In most situations, Newtonian gravity and general relativity are near-twins. Throw a ball while standing on the surface of the Earth, and it doesn’t matter whether you use general relativity or Newtonian mechanics to calculate where the ball will land — you’ll get the same answer. But there are subtle differences. In Newtonian gravity, matter directly attracts other matter. In general relativity, gravity is the result of matter and energy warping spacetime, creating curves that alter the motion of objects (SN: 10/17/15, p. 16). The two theories diverge in extreme gravitational environments. In general relativity, for example, hulking black holes produce inescapable pits that reel in light and matter (SN: 5/31/14, p. 16). The question, then, is whether the difference between the two theories has any impact in lumpy-universe simulations.

Most cosmologists are comfortable with the status quo simulations because observations of the heavens seem to fit neatly together like interlocking jigsaw puzzle pieces. Predictions based on the standard framework agree remarkably well with observations of the cosmic microwave background — ancient light released when the universe was just 380,000 years old (SN: 3/21/15, p. 7). And measurements of cosmological parameters — the fraction of dark energy and matter, for example — are generally consistent, whether they are made using the light from galaxies or the cosmic microwave background.

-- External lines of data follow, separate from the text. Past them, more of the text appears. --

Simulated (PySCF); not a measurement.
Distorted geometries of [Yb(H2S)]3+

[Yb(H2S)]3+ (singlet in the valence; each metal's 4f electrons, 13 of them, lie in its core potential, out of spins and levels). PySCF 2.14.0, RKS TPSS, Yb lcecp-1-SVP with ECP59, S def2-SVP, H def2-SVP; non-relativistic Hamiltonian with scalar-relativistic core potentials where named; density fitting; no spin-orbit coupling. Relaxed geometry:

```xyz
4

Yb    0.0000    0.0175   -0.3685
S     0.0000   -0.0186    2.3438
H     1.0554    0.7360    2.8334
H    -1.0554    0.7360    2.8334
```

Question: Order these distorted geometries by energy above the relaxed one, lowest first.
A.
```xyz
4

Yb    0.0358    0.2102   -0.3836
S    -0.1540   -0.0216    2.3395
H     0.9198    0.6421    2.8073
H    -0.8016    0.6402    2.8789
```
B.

However, the reliance on Newton’s outdated theory irks some cosmologists, creating a lingering suspicion that the approximation is causing unrecognized problems. And some cosmological question marks remain. Physicists still puzzle over what makes up dark energy, along with another unexplained cosmic constituent, dark matter, an additional kind of mass that must exist to explain observations of how galaxies and galaxy clusters rotate. “Both dark energy and dark matter are a bit of an embarrassment to cosmologists, because they have no idea what they are,” says cosmologist Nick Kaiser of École Normale Supérieure in Paris.